Philosophy as Science
What makes science science? What would make philosophy science? These questions dominated 19th century philosophy and the ensuing debates determined the structure of academia as we know it today, in particular, the contrast between human and natural sciences. My research project will result in a new perspective on this richly textured argumentative landscape by ridding ourselves of overly broad and dismissive labels (e.g. “psychologism”) that hide the subtlety and nuance of these debates in current mainstream interpretations. It will consist in a comparative historical analysis focused on the best illustration of this situation, a veritable platypus in any philosophical taxonomy: Franz Brentano and his school. Their north star was the thesis that philosophy is a science and its true method none other than that of natural science. Nevertheless, its domain is not nature, but consciousness and Brentano defines his psychology as a descriptive science: empirical, but not experimental; subjective, but not introspective. What kind of science is philosophy and what is its relation with other sciences? Besides programmatic works concerning the foundation and architectonic of a system of the sciences (physical, psychical, and formal), in his school we also find in a microcosm the real arguments and practice that proceed from this. His students Stumpf, Marty, Meinong, Von Ehrenfels, Husserl and Twardowski, spread his teachings far and wide as founders of Gestalt psychology, Prague linguistics, object-theory, phenomenology and Polish logic. My research project aims to establish that their shared mission of elaborating a scientific philosophy fundamentally determined the development of these diverse disciplines. Brentano and his school have had a significant influence on present-day philosophy, but have never been studied from this novel unifying perspective.

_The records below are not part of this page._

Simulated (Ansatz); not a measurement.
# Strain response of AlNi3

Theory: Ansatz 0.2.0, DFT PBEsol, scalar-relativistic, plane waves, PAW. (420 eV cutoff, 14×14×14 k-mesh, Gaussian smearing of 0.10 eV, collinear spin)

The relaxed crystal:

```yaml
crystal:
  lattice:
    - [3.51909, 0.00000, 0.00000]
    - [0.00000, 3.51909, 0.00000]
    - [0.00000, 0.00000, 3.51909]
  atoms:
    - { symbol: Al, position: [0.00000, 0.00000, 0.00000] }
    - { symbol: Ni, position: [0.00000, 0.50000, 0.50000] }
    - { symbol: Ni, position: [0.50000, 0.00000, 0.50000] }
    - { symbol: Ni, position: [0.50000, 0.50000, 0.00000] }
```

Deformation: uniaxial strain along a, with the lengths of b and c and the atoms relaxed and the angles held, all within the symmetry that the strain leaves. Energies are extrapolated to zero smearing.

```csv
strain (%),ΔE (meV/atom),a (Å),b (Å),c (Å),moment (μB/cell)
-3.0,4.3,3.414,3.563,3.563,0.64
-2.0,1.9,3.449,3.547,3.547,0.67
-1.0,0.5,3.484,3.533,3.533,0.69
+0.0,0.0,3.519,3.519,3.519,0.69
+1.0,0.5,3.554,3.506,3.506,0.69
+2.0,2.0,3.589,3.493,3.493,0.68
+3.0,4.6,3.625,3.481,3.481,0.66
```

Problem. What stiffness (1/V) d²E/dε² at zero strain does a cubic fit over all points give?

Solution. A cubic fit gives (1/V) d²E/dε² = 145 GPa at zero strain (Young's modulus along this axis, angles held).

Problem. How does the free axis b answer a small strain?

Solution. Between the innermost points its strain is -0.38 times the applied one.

Carlo, I find these draft good, but feel like a jump when you started with the subject matter of psychologism, because you were before talking of the debate, science-philosophy which determined the structure of the Academia. I find, in this sense, more natural the contextual introduction of Brentano rather than the reference to phsycologism. Also I’ve had some trouble understanding the precise sense of the paragraph which starts with “Besides programmatic…”, more specific, ¿what “proceeds from this”? Sorry if I did not grasp the meaning right away.
Greetings from México.
Hi Jethro, thanks for your comments!
With the reference to “psychologism”, I wanted to indicate that some authors that participated in and shaped the debate are unjustly dismissed out of hand, because they are seen only as representatives of a very broadly defined orientation in philosophy. It would be anachronistic for us, after Frege’s and Husserl’s refutations of psychologism, to reject all previous thinkers pigeonholed as “psychologists” out of hand. The accusation of psychologism was used more or less by everyone against anyone at the time and is hence not very useful to classify or group the participants in the debate.
Regarding your second question, I wanted to make clear that the students of Brentano did not just have starry-eyed visions of an ideal science, but tried to apply their programmatic ideals in their research and teaching. They drew the practical consequences that proceed from Brentano’s program.
Don’t worry if you don’t understand my writing: this is actually very useful to me! You are showing me where the problems in my text are.